2015-03-27

In the third part of this series of posts on (Why SQL Part 3 - Simple optimization makes life simpler) of this series of blog posts I explained that by letting the database perform the optimisations at source, where the data is located, it is possible to share tuning improvements across a wide spectrum of front-end systems (BI reports, dashboards, applications etc). The ability of the database to “own” the optimization and processing characteristics of how a SQL statement is executed is an important element in the success of SQL as a data analysis language. In the whitepaper that forms the basis for this series of blog posts this section is quite brief. This was done for reasons that will become obvious as you work through this blog post

Now that we have looked at the powerful framework that supports SQL and the simplified optimization layer we can move on to look at how SQL has evolved over time to support ever more sophisticated features and functions and compare this with some of the newer open source frameworks.

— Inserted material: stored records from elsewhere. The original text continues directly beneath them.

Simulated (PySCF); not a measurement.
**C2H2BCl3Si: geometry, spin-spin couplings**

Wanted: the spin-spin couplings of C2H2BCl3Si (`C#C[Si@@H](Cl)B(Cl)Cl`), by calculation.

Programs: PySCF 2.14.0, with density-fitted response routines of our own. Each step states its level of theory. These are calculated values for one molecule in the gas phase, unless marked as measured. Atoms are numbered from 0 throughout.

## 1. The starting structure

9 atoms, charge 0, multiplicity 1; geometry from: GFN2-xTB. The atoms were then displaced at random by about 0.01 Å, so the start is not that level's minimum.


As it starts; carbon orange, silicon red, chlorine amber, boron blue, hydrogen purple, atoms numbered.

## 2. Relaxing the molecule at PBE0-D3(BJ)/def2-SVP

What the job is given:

Big Data Analysis and Open Source

All languages evolve over time. The open source community has a long history of making new functions and optimizations available on a regular basis; however, each function is created and managed in isolation and there are no guarantees that the code will work in every environment. It is not uncommon for developers to spend a considerable amount of time debugging open source functions to make them work with their specific data set. Many optimizations are not transparent but require complete code rewrites. For example on big data platforms, Spark is the new framework for running jobs on Hadoop. Spark is designed to run a wider range of workloads and does so much faster compared with MapReduce but it uses a different language. While MapReduce is written in Java, Spark uses Scala. In fact the whole Spark ecosystem uses different tools and utilities compared with MapReduce. There is an interesting article on the ADTMag blog that was published a few days ago (March 20). It’s called “Hadoop and Spark: Friends or Foes?"

Spark is optimised for multi-pass workflows that are based around data mining and machine learning workloads as well as interactive, real-time style data analysis. This is a small subset of the typical big data workloads and it is likely that most pure open-source projects will need to implement a variety of approaches to cover the full range of business requirements. This means using MapReduce, Spark, Hive, Spark SQL, Mahout, MLib GraphX, Giraph and many other languages and tools to deliver a complete information management architecture. The key complication with this approach is the enforced migration from one language/approach to the next “hot thing” as projects lose and gain attention within the open source community.

In the case of MapReduce and Spark, there is no automatic conversion process from MapReduce code to Spark code so developers are forced to rewrite all their application code to take advantage of the improved performance offered by Spark. This creates all sorts of risks within a project and builds frustration within the business because while developers are rewriting existing code they are not working on new features. It is obvious that continuous evolution is clearly part of the open source community-led projects but I would propose that what is missing is “intelligent” continuous evolution. In today’s fast changing business environment there is simply not the time, resources or budget to keep rewriting applications to take advantage of new optimisations, features and functions.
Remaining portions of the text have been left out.